Low-key Xi-Obama meeting masks significance of talks
Informal summit is intended to create a comfortable atmosphere where Chinese and US leaders can discuss high-level issues more freely
When President Xi Jinping lands in the United States today, there will be no 21-gun salute or White House welcoming ceremony waiting for him.
Instead, he will spend two days in informal gatherings with US counterpart Barack Obama at Sunnylands in Rancho Mirage, California, previously visited by past US presidents and other powerful figures.
Major outcomes, or concessions from either side, are not expected, but the trip is still significant because the two leaders will share close moments together, setting the tone for the Sino-US relationship in the remaining decade of Xi's reign.
In addition to serious talks on various issues, the two presidents will reportedly eat breakfast together and stroll around the retreat, taking in its sweeping mountain views and lush golf course. Xi's wife, Peng Liyuan , will accompany him, but her US counterpart, Michelle Obama, will be absent.
Observers said the talks, after a tour by Xi to "America's backyard" that included visits to three Latin American and Caribbean nations, would be crucial for crisis management because of rising frictions between the two great powers given America's declared "pivot to Asia".

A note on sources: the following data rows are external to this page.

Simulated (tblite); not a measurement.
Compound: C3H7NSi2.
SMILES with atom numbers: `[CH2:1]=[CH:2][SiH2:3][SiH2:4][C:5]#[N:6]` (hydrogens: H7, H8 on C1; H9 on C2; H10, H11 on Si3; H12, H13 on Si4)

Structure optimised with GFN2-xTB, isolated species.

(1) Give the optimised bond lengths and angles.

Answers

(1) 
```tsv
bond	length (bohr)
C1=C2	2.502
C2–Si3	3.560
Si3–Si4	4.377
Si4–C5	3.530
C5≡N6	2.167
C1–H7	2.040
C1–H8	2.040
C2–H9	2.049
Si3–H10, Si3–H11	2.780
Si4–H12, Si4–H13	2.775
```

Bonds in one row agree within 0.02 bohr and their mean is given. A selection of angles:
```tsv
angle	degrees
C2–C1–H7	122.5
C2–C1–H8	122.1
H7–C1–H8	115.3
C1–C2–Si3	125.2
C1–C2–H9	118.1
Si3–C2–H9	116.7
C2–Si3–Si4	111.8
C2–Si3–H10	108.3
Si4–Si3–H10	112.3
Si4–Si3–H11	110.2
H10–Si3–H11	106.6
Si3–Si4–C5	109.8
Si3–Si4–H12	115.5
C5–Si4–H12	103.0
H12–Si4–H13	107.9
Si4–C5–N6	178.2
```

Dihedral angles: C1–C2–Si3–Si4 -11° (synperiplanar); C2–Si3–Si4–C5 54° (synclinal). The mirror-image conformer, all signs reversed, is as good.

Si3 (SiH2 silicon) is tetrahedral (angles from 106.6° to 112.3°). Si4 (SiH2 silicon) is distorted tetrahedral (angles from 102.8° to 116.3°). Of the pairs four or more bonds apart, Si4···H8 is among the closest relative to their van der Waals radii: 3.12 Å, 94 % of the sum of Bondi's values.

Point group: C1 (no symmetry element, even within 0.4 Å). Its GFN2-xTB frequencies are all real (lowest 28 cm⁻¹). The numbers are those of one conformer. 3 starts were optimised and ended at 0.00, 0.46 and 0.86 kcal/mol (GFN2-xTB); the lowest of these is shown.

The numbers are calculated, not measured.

The first meeting between the two presidents since Xi succeeded Hu Jintao in March were originally scheduled for September, on the sidelines of the G20 summit in Russia, but both sides believed they should reach out to each other earlier.
"There is some sense of urgency to prevent any further deterioration in US-China relations," said Professor Susan Shirk, chairwoman of the 21st Century China Programme at the University of California, San Diego. "The two leaders don't want another cold war."
Professor Jia Qingguo , an international relations specialist at Peking University, said there was a consensus in both nations that a meeting in September would be "too late".
"This is the right time for the two nations to see how they should proceed for smooth relations," he said.
The trip is also designed for both leaders to address their domestic audiences, showing they pay high regard to bilateral ties but will not bow to pressure from the other side.
"For Obama, this is to communicate to Americans that his administration is paying attention and takes the issues seriously and is taking them to the highest level," said Clayton Dube, executive director of the University of Southern California's US-China Institute.
A series of thorny issues will be discussed by the two leaders, with any major agreements unlikely. For the US, the most pressing issue will be cybersecurity, following allegations that Chinese institutions have engaged in systematic hacking of the US.
Three US lawmakers plan to propose a new law that would freeze the US assets of foreign hackers and revoke their visas. Beijing has denied the allegations and Xi is expected to hit back.
"Getting China to recognise how serious the issue has become to the US will be a step forward," said Patrick Chovanec, a former political aide to senior Republican Party leaders.
For China, America's strengthening ties with countries in the Asia-Pacific region are a serious security concern, with Beijing believing the US is the only power capable of creating a negative external environment for China.
Yue Gang , a retired colonel and military commentator, said Washington's rebalancing in Asia had had a retrograde effect on Sino-US ties that could not be compensated for by boosting their economic relationship.
"The two sides need to figure out how to prevent their ties from being affected by any other third country in the region," he said. "High-level talks can stop the deterioration in the relationship from worsening."
Denny Roy, a senior fellow at the East-West Centre in Hawaii, said Beijing was on the alert as the US sought to gain the trust of its neighbours. "In this sense, China needs to improve the strategic atmosphere more urgently than the US does," he said.
Other issues to be raised include North Korea's nuclear programme, which saw the two nations endorse a United Nations resolution against Pyongyang, and economic and trade frictions.
In a sign that shows both nations are well aware that the talks will not lead to major achievements, the two leaders decided not to meet in Washington. "Neither leader wants the pressure of having to announce a breakthrough afterwards, which pressure would be greater if the meeting was in Washington," Roy said.
Dube said the talks at Sunnylands, where former US president Richard Nixon wrote his 1974 state-of-the-union speech, would be reminiscent of the way Chinese leaders came to important decisions by meeting at the Beidaihe resort in Hebei . The talks would be unscripted, allowing Xi and Obama to "speak completely frankly and at length", he said.
"Through an extended meeting, you become more comfortable with each other, and you have the ability to actually interact in a way that yields progress on an issue," Dube said.
Jia Xiudong, a senior research fellow at the China Institute of International Studies, said informal talks showed the maturity of the bilateral relationship, and Xi's confidence.
"They can engage in long and serious talks without going through formalities, and they are more focused on pragmatic things rather than protocol," he said.